How to trace the path in a Breadth-First Search?

You should have look at http://en.wikipedia.org/wiki/Breadth-first_search first.


Below is a quick implementation, in which I used a list of list to represent the queue of paths.

# graph is in adjacent list representation
graph = {
        '1': ['2', '3', '4'],
        '2': ['5', '6'],
        '5': ['9', '10'],
        '4': ['7', '8'],
        '7': ['11', '12']
        }

def bfs(graph, start, end):
    # maintain a queue of paths
    queue = []
    # push the first path into the queue
    queue.append([start])
    while queue:
        # get the first path from the queue
        path = queue.pop(0)
        # get the last node from the path
        node = path[-1]
        # path found
        if node == end:
            return path
        # enumerate all adjacent nodes, construct a 
        # new path and push it into the queue
        for adjacent in graph.get(node, []):
            new_path = list(path)
            new_path.append(adjacent)
            queue.append(new_path)

print bfs(graph, '1', '11')

This prints: ['1', '4', '7', '11']


Another approach would be maintaining a mapping from each node to its parent, and when inspecting the adjacent node, record its parent. When the search is done, simply backtrace according the parent mapping.

graph = {
        '1': ['2', '3', '4'],
        '2': ['5', '6'],
        '5': ['9', '10'],
        '4': ['7', '8'],
        '7': ['11', '12']
        }

def backtrace(parent, start, end):
    path = [end]
    while path[-1] != start:
        path.append(parent[path[-1]])
    path.reverse()
    return path
        

def bfs(graph, start, end):
    parent = {}
    queue = []
    queue.append(start)
    while queue:
        node = queue.pop(0)
        if node == end:
            return backtrace(parent, start, end)
        for adjacent in graph.get(node, []):
            if node not in queue :
                parent[adjacent] = node # <<<<< record its parent 
                queue.append(adjacent)

print bfs(graph, '1', '11')

The above codes are based on the assumption that there's no cycles.
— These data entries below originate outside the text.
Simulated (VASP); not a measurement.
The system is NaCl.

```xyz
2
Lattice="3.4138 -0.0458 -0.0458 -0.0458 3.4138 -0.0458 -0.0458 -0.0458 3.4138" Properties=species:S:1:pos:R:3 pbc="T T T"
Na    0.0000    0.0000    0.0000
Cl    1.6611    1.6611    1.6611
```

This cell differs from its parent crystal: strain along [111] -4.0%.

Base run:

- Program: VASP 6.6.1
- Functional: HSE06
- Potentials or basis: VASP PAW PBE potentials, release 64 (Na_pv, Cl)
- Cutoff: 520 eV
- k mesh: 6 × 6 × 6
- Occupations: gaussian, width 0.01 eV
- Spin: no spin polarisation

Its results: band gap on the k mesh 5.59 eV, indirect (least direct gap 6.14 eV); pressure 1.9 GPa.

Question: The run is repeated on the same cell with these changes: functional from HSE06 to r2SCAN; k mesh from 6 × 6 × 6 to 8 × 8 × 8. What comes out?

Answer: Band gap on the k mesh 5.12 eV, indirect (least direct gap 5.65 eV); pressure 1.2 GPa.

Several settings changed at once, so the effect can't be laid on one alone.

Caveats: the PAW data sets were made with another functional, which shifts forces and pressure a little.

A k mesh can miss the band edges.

Very easy code. You keep appending the path each time you discover a node.

graph = {
         'A': set(['B', 'C']),
         'B': set(['A', 'D', 'E']),
         'C': set(['A', 'F']),
         'D': set(['B']),
         'E': set(['B', 'F']),
         'F': set(['C', 'E'])
         }
def retunShortestPath(graph, start, end):

    queue = [(start,[start])]
    visited = set()

    while queue:
        vertex, path = queue.pop(0)
        visited.add(vertex)
        for node in graph[vertex]:
            if node == end:
                return path + [end]
            else:
                if node not in visited:
                    visited.add(node)
                    queue.append((node, path + [node]))

I liked qiao's first answer very much! The only thing missing here is to mark the vertexes as visited.

Why we need to do it?
Lets imagine that there is another node number 13 connected from node 11. Now our goal is to find node 13.
After a little bit of a run the queue will look like this:

[[1, 2, 6], [1, 3, 10], [1, 4, 7], [1, 4, 8], [1, 2, 5, 9], [1, 2, 5, 10]]

Note that there are TWO paths with node number 10 at the end.
Which means that the paths from node number 10 will be checked twice. In this case it doesn't look so bad because node number 10 doesn't have any children.. But it could be really bad (even here we will check that node twice for no reason..)
Node number 13 isn't in those paths so the program won't return before reaching to the second path with node number 10 at the end..And we will recheck it..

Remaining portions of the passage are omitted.